# Database Discussions > IBM DB2 >  AS/400 syntax issue

## reverland

What would be the correct syntax for this statement.
AND		DIXCOM.F0005.DRKY = right('          ' + DIXCUST.FDCASLD.CASR2, 10)

I use this in SQL 7 and it works great but not on the AS/400. What would be the correct syntax for AS/400 or a workaround.

----------


## Dan Holt

Since SQL/400 doesn't currently have a RIGHT function I have done several work arounds.  I hope this one helps.
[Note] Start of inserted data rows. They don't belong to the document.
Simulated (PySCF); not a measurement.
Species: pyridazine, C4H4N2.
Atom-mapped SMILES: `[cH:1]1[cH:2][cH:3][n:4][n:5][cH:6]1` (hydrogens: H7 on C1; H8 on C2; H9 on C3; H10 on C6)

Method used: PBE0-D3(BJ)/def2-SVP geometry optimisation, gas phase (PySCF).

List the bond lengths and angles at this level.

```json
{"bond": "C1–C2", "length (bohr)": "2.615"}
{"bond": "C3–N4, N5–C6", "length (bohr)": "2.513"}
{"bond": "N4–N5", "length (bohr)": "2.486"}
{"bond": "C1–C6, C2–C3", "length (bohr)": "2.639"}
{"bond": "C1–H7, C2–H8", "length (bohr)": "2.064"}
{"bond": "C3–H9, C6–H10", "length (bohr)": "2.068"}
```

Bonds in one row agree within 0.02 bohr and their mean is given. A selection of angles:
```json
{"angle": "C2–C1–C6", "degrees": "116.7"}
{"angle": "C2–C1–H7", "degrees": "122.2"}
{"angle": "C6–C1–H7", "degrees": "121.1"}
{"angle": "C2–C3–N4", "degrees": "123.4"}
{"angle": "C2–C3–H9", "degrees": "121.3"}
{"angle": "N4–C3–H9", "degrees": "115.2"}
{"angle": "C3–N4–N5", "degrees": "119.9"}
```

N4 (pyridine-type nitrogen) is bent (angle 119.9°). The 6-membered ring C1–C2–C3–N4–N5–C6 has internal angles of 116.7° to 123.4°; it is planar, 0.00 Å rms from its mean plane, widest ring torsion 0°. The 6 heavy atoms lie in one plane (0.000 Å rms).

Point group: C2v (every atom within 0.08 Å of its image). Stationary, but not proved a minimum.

create procedure cmsddata.CcYyMmDd
(InOut	CcYyMmDd	VarChar(8))

-- Accept 6 character date of YYMMDD
-- Create 8 character date of CCYYMMDD

-- By: Dan Holt (CompuName)

Language Sql

Begin

-- Accept Date of YyMmDd
-- Return Date of CcYyMmDd

Declare cnvDate	Decimal(8,0);
Declare FldLength	Integer;

Set CnvDate = cast(CcYyMmDd as Decimal);

If CnvDate > 500101 Then

  Set CnvDate = CnvDate + 19000000;

Else

  Set CnvDate = CnvDate + 20000000;

End If;

Set CcYyMmDd   = '000' || Strip(cast(CnvDate as VarChar(8)), L, ' '); -- Remove leading spaces and add zero's

Set FldLength     = Character_Length(CcYyMmDd);

Set CcYyMmDd  = SubStr (CcYYMmDd, FldLength - 7, 8);

 :Smilie:

----------